When coming home from an adventure, it can be tempting to throw your gear in the garage until you have time to put it away. Taking the time to unpack your gear and put it away properly will not only prolong the life of it, but also keep you organized for your next adventure. This is especially true for your tent. Improper care and storage can lead to mildew growth and material breakdown. Learn how to store a tent by following the steps below.
Dry your Tent
The most important thing to do before storing your tent is to make sure it is completely dry. You can dry your tent out by setting it up indoors, or in a shaded spot outdoors. If you don’t have enough space to set it up, you can hang it until dry. A tent that is put away damp will eventually develop mildew and start to smell bad. The moisture can also damage the polyurethane waterproof coating after some time. You will know the polyurethane waterproof coating is damaged if your tent becomes flaky or the seams begin to leak. Also, if water doesn’t easily roll off the outside of your tent, you know your waterproof coatings are damaged. Check out this article to learn how to waterproof a tent.
Clean your Tent
It is important to take the time to properly clean your tent after returning home from an adventure. Cleaning off the mud, sand, tree sap or spilt beer will prolong the lifetime of your tent. Check out this article to learn how to clean a tent.
Remove From Stuff Sack
The best way to store a tent is to drape it over a hanger in your closet if you have the room. If you don't, the next best thing to do is remove your tent from the stuff sack and store it in an old pillow case or similarly sized drawstring bag. Although it is good for travel purposes, many don’t realize that the stuff sack your tent came in can actually be damaging for long term storage. You can neatly fold your tent up and place it in the bag or you can stuff it in. The extra room in the larger bag allows the tent fabrics to relax and breathe.

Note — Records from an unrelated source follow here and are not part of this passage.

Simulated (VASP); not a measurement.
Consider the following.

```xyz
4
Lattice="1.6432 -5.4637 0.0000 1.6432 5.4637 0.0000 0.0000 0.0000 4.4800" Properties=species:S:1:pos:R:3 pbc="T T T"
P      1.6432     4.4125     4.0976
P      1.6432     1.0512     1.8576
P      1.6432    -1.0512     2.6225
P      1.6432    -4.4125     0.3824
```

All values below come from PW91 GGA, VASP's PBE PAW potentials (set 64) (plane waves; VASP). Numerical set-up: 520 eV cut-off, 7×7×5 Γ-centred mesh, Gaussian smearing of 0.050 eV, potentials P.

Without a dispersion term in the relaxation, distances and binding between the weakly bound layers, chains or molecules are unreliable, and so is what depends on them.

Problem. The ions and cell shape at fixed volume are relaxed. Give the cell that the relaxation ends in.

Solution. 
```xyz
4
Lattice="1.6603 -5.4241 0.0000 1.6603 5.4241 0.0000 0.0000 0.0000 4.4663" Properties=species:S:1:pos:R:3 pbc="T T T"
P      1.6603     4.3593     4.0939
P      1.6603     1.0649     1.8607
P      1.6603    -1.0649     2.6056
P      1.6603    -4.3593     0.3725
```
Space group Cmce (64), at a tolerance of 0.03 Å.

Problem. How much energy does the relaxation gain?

You can extend the life of the shock cord by storing the poles partially assembled as this will take tension off the cord. Not everyone has space to do this, so another option is to break the poles down by starting in the middle and working towards the end. Many don’t realize that collapsing poles down like this evenly distributes tension along the cord. This will prolong the life of the shock cord and reduce the chance of the cord snapping, leaving you without shelter.
Store in a Cool Place
Try to find a cool, dry spot in your house to store your tent between adventures. Avoid storing it in damp or hot locations like the attic, basement or car. The best place to store your tent is a closet in your house. If you don’t have a spare closet, the garage is your second best option.